Emma continued in full melt down mode repeating over and over again, “I want to ride on the carousel!”

One of the women asked Emma if she was okay.  When Emma didn’t respond, Joe tried to physically pick her up, thinking she might calm down once he was holding her.

Another woman in the group yelled at Joe, “Don’t touch her!”

“You have no idea what’s going on here,” Joe said, trying desperately to get Emma to cooperate.

“I’m calling the police,” the woman said, pulling out her phone.

Figuring there was nothing he could say or do to make the women understand, he finally was able to pick Emma up and carry her out of the park.

The group of women followed Joe for the next ten to fifteen minutes.  At which point Emma was calmer and Joe was able to get her into the subway and home.

When Joe arrived back at the house, he was visibly shaken.

All of us who have spent time with Emma over the years have experienced versions of Joe’s experience.  I remember being in a playground in Central Park with Emma one weekend.  It was crowded and Emma was having a tough time waiting for her turn on the swing.  Each time one became empty she rushed forward, trying to grab it.  I ran after her, explaining that it wasn’t her turn yet.  Finally one of the father’s of another child turned to me and said, “Hey!  Can’t you control your kid?”

“She’s autistic”, I said.

Before I could explain further he interrupted me and said, “Yeah?  Well my kid likes to paint too.  Who cares?!”

Confused, I said nothing, but as I led Emma back to her place in line I realized he had misunderstood me and thought I’d said, “artistic”.

It became a running joke at our house whenever any of us didn’t want to do something we’d say, “Hey, I’m artistic.”
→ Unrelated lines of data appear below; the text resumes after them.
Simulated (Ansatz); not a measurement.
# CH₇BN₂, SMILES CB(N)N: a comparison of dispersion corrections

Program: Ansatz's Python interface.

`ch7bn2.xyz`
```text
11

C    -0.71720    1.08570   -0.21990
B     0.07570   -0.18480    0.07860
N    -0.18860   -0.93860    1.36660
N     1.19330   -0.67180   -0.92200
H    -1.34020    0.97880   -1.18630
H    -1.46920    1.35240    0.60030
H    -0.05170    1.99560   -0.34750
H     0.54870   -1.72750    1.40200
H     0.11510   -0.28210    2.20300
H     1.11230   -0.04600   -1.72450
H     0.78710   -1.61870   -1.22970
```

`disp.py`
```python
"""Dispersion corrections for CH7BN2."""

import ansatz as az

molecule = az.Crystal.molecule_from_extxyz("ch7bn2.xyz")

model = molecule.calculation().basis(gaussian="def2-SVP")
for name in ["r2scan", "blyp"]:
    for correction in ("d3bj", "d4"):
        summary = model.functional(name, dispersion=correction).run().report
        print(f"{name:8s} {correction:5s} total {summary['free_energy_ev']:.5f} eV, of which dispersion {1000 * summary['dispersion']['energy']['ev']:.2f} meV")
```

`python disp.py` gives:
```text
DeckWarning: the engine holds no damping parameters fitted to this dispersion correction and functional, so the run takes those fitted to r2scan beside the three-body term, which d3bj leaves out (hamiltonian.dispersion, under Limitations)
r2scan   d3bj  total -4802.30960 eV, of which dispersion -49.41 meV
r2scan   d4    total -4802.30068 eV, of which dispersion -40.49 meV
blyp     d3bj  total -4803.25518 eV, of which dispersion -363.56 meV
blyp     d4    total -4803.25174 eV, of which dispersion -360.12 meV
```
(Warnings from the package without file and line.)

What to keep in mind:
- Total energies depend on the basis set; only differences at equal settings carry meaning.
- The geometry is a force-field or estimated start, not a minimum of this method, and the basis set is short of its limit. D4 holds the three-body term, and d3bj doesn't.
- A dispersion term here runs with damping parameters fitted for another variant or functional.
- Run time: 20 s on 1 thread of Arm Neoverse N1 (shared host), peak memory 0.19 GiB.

5 responses to “Misconceptions Regarding Autism

  1. claudia cunningham

    This piece has me laughing! Principally because, I believe I’ve actually heard you all use the “artistic” line jokingly. And because, when one is with Emma in New York, there’s always the possibility that Emma will stop traffic in any store, on any street because she does what she wants to do – literally. Like the day she raced toward the fountain and reflecting pool near the Apple store, fully engaged with the idea of playing in the water – and completely heedless of the security guards moving toward her! She’s so beautiful and primal that it ended well but what an amazing ride Em takes you on as she moves toward the object of her desire with unnerving aim.

  2. People are sooo frickin’ oblivious, insensitive, and self-righetous. Oh. My. God.

  3. Paula from Aspen

    And then there was the time when Richard was traveling alone with her and when they wouldn’t let people off the plane after it had landed Emma went into melt down mode screaming, and the other passengers looked at Richard like he was some sort of monster father…

    Why aren’t more people aware of autism? Just because it doesn’t “show”? If someone with cerebral palsy went into spasms, would everyone look at the care-giver and say “I’m going to call the police, you monster?”

    I think the greatest concern in the US today is uneducated people, concerning health, environment, and how they affect each other. Who knows? Maybe pollution is the culprit? Should we call the police?

  4. This was a never forget moment. I love it-purely for the sense that it brought a smile to all of your faces and to mine as well. Thank you for sharing…and please share more.

    …each one, teach one…

  5. That’s hilarious and sad at the same time. I know how hard it is when well-meaning people don’t get what you are trying to do (or survive) and it can make you look like you’re a menace to society. I, too, have had the “artistic” confusion but it always happened when I wasn’t in a mood to laugh.